Please, don’t hate me when you get up in the morning. I know that these past few days have been rough on us and you have no idea how much it hurts me to see you so upset. Things will get better. I promise.
You have every right to be cross with me. We spent so much time together this summer; we ran hills, cycled around Halton and shared many tingling ice baths together. Once school started again, things simply got busy. I tried to make up for my lack of attention towards you with a massage (you do remember that, don’t you?) but I suppose it just wasn’t enough to keep you happy. Quite honestly, I simply didn’t have the time to pamper you the way I use to. I suppose, though, that it wasn’t until we were forced to spend time apart (during my two week rest period) that our relationship really changed. As I dove into my work, you just sat there quietly and said nothing.

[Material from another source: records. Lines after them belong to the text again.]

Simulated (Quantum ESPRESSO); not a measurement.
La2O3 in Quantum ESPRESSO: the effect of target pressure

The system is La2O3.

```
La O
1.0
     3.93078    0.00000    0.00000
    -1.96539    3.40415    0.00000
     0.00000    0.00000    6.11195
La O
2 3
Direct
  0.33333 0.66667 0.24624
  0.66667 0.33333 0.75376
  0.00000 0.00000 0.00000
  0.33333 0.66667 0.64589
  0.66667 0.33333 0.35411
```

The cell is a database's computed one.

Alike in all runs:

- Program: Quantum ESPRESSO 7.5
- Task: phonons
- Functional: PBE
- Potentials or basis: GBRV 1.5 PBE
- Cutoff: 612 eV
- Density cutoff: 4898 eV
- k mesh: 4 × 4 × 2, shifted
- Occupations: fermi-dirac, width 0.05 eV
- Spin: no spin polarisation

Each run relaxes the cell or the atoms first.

I deserved your lack of flexibility when I was ready to spend time with you again. Yes, getting to know each other over the past few weeks has been difficult. And the decision to go to hilly Terra Cotta yesterday was all mine; I completely understand your hesitation about giving it your all. Even though you weren’t quite ready to be a team yet, you did your best.
Tonight, I thought I would woo you back with a gentle shake-out run but I realize now that I put too much pressure on you. I know how much you’re hurting.
Holidays are coming, dear Quads. Soon we will be able to wrap you in the warmth of sub-zero tights and head back into the hills for some more repeats. We will make plans for the future and go after them. Soon, dear Quads. Soon.